Verizon today released its second company transparency report, revealing nearly 150,000 government demands for consumer data during the first half of 2014.
In 2013’s entirety, Verizon saw 321,545 requests. These figures suggest that the total number of government data requests received by Verizon over the past six month’s are down; the stats for 2014 amount to less than half the firm’s 2013 total. That comparison is imperfect, however, as Verizon never disclosed the number of requests it received during the first half of 2013.
In a press release, Verizon says its report “is even better than [its] first one.” The report is largely bare, offering relatively little insight into the types of data shared with local, state, and federal authorities. One nugget of information reveals that Verizon receives “relatively few demands regarding [its] enterprise customers.” Consumer accounts are by far the most common targets of government data requests.

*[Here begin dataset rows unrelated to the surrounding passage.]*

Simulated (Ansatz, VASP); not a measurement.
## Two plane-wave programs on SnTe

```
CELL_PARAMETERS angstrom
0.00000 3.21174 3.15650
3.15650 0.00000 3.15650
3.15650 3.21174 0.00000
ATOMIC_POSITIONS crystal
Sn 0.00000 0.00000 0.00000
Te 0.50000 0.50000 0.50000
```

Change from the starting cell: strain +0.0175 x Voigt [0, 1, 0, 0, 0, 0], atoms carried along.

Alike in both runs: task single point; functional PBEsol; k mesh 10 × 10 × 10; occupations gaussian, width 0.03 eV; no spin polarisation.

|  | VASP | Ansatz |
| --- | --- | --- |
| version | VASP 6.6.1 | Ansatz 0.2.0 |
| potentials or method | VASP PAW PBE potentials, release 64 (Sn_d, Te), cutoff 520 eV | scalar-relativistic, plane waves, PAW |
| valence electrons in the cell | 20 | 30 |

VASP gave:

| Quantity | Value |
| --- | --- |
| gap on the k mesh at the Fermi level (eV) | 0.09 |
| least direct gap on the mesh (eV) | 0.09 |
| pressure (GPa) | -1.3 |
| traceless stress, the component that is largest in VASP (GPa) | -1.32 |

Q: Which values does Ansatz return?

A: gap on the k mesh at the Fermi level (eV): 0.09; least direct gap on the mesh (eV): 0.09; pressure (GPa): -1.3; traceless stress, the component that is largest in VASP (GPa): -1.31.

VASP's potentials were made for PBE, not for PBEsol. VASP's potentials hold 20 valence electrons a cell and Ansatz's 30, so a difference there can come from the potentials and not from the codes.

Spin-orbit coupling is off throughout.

Verizon’s stats on demands tied to U.S. national security efforts offer even less insight. And Verizon harped on this fact in an official press release: “We repeat our call for governments around the world to make public the number of demands they make for customer data from telecom and Internet companies. Only governments can provide a comprehensive view of the demands they are making for information.”
“Protecting our customers’ privacy will always be a bedrock commitment at Verizon,” the company states. “While we have a legal obligation to provide customer information to law enforcement in response to lawful demands, we take seriously our duty to provide such information only when authorized by law.”